This is where connection really comes into play. The isolation caused by caregiving can seem overwhelming but taking the time to connect with other caregivers to vent frustrations and seek advice is essential. Instead of disconnecting from the world, utilizing the internet is a great way to find others in your situation. Google receives an astounding 100 billion searches every month from people across the globe. With so many people utilizing the internet, there are support systems for every branch of work, including caregivers.

Additionally, a caregiver mustn’t forget to take care of their physical health. Daily showering and hygiene is a must, but focusing on the nitty-gritty will truly help your body feel refreshed. That means flossing, shaving, even plucking those stray eyebrow hairs. Many practitioners of self-care will also take time out of each morning to do their makeup. It’s a meditative action that allows the caregiver to think and create at the same time. Experiment with the different ways you practice self-care to avoid the monotony of routine.

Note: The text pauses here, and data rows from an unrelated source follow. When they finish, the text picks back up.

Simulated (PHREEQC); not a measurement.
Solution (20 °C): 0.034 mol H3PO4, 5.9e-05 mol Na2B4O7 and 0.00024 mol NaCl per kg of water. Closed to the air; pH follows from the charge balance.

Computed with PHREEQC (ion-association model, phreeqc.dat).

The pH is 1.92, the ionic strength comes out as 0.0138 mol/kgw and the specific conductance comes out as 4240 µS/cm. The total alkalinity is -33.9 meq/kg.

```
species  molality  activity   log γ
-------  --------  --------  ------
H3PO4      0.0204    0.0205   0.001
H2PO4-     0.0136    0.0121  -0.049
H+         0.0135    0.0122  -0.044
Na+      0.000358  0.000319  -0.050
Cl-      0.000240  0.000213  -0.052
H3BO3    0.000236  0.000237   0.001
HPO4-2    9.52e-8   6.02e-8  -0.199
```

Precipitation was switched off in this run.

There are also other ways to practice physical self care. Whether you’re more of a napper or a baker, performing activities you love is essential to feeling better and reconnecting with yourself. When you take the time to care for others, you’re often unable to partake in the things you love to do. Don’t forget the importance of activity.

Serving as a caregiver can be one of the most rewarding and taxing jobs in our lives. When you’re feeling burnt out or at your wit’s end, try some of these tips to engage with yourself and others to beat the feeling of burnout.